The Newgrange pit circle

There are many other monuments on the ridge of Newgrange besides the great mound itself. Right beside Newgrange is a large circular feature known as the pit circle, discovered during the early stages of the exacvation of the great mound. The pit circle is 100 meters in diameter, about the same as the circle of standing stones around Newgrange. Five rows of post holes held timber uprights, which may have been lintelled like the famous Stonehenge. The henge is dated to the transition period between the neolithic and the Bronze age. Charred bones of many animals but largely pig were found in many of the holes. The neolithic monument Site Z is within the circle, and possibly another site, Z1. About 100 meters to the east is a cursus, a ceremonial causeway or walkway that probably dates to the same time as the pit circle.

Plan of the excavation from the book Newgrange by Michael O'Kelly. The pit circle and Site Z are to the right.

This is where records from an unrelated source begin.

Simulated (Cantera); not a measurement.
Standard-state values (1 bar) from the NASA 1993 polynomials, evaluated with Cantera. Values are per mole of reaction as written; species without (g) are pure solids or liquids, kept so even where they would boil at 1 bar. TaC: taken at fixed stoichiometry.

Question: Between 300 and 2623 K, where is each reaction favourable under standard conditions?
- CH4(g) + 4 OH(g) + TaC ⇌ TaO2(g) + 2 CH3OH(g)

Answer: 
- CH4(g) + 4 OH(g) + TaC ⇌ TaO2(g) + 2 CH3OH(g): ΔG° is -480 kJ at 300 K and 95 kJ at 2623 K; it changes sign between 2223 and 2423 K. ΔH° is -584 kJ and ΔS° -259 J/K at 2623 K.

There are four henges in the Boyne Valley dating to the late neolithic. One of the largest henges in the country, Site Q, is 1 km east of Dowth. They are thought to belong to a time when many people were coming to visit the Boyne Valley: possibly neolithic pilgrims visiting in much the same way as happens at holy sites and shrines today. The timber henge may have an astronomical purpose. A viewer standing on Site B on the flood plain below could watch midsummer sunsets and midwinter moonsets dropping between Sites K and L, Newgrange, and extreme moonsets through the timbers of the henge. A concern for studying the movements of the heavenly bodies in this region of the sky is found at Carrowkeel in County Sligo, in the chamber of Cairn G in particular.

Each of the concrete pillars marks the site of a wooden pillar from the massive neolithic timber henge.